Giter VIP home page Giter VIP logo

Comments (18)

shaneharter avatar shaneharter commented on September 23, 2024
  1. Is it working? It says it's retrying, does it do so successfully or do you just see another error message? Just curious, obviously error messages are bad regardless.
  2. Try cleaning any errant IPC resources using: ipcrm -q (queue cleans message queues) from the commandline. Check out the manpag for ipcrm for more info on that.

from php-daemon.

willebil avatar willebil commented on September 23, 2024

Thanks for the fast response!

Seems the code is locked, the Sysv php code does 3 retries if I am correct, and then gives up, but it does not halt the deamon. As said, I am debugging the current situation, and am not 100% sure what happens. I am trying to understand error code 11, I simply cannot find any reference to the meaning of this.

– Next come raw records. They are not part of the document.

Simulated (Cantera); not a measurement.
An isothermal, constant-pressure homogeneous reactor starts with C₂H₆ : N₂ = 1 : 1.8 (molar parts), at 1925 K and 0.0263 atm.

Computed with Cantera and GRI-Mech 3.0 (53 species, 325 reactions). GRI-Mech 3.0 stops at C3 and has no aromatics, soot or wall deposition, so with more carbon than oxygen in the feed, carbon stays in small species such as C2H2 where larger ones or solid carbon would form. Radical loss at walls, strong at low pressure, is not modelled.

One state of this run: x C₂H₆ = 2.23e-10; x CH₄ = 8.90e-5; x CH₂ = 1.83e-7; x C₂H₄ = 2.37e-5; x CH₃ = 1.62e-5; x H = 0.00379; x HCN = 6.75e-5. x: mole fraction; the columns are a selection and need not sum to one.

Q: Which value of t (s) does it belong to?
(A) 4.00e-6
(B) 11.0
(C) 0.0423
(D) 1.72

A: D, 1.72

The log posted here is from the syslog, the deamon console only regististerd the Worker error. More information is not logged.

Will try your suggestion, and see what happens and get back to this.

from php-daemon.

shaneharter avatar shaneharter commented on September 23, 2024

A downside of using the SysV message queues and SHM in php is that it's little used and poorly documented. Didn't realize that when I built it. In the last big release (about a year ago) I refactored the Mediator code so the IPC is abstract, so now you can swap out SysV for another message queue (POSIX would be my general purpose choice, but server-based queues would also work). I just haven't done the work yet.

from php-daemon.

willebil avatar willebil commented on September 23, 2024

Do I see a challenge coming up :-D I stick with debugging for now, but you never know :-)

from php-daemon.

shaneharter avatar shaneharter commented on September 23, 2024

Not sure if you've tried running your daemon with --debugworkers option set. It will let you step thru each call to the worker and possibly isolate problems. This error, though, is coming from the library.

This is the function PHP is using here:
http://www.lehman.cuny.edu/cgi-bin/man-cgi?msgsnd+2

If you look at error codes, there are constants. If you can find which constant is "11" it might give clues.

from php-daemon.

shaneharter avatar shaneharter commented on September 23, 2024

Ok, actually the daemon tries to handle this for you:

       case MSG_EAGAIN:    // Temporary Problem, Try Again
            usleep($this->mediator->backoff(20000, $try));
            return true;
            break;

So in this case, it's sleeping for 0.05 seconds, and then 0.10, and then 0.20 between each failure, trying again afterward as the error code indicates it should.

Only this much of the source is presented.